It was on 16 November in 1272 that his reign of 56 years came to an end. That figure stood for 544 years until George III, already insane and in seclusion, eclipsed it in 1816. We don’t know what Henry’s final illness was, just that the sixty-five-year old had taken to his bed two weeks earlier. Before that, he had gone to Norwich to deal with an urban riot that left the local cathedral in ruins. The London he came home to was in upheaval again, this time over the recent mayoral election. Ordinarily his son Edward could have managed these problems, but he was off on crusade. For a while, it seemed Henry would recover.

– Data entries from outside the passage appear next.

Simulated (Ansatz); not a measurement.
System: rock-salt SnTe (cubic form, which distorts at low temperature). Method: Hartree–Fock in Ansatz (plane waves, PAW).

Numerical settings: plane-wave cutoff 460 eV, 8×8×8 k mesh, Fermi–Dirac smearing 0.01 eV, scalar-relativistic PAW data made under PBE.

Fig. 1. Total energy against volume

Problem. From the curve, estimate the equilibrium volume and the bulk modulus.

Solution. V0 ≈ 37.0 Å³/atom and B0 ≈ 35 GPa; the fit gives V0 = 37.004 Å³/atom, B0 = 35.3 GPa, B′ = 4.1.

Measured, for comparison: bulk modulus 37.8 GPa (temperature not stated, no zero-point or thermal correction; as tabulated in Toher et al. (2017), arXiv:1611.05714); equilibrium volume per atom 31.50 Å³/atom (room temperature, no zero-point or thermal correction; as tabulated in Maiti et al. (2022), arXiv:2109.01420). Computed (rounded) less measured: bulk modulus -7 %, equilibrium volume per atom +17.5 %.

On 5 November he ordered the Christmas feast for that year, to take place in Winchester, the city of his birth. But then his condition worsened and finally he went through the ritual of confession and absolution. He died late in the day with the magnates of the realm, and presumably his wife of 36 years, by his side. Henry may have been in an anxious state of mind, apart from knowing death was near, but he was that rare king of medieval England to die in his bed of natural causes. Of the Plantagenets alone, three died untimely deaths after their depositions (Edward II, Richard II, Henry VI), three died on campaign (Richard I, Edward I, Henry V), three died in shame and despair (Henry II, John, Henry IV), and one was cut down in battle (Richard III). The only other Plantagenet kings to die in relative peace were Edward III and IV, but they were increasingly infirm in their final years, not the least of which was due to their slovenly lifestyles.
Henry was entombed in Westminster Abbey, a place he scrounged and laboured for a quarter of a century to rebuild into the form we know it today.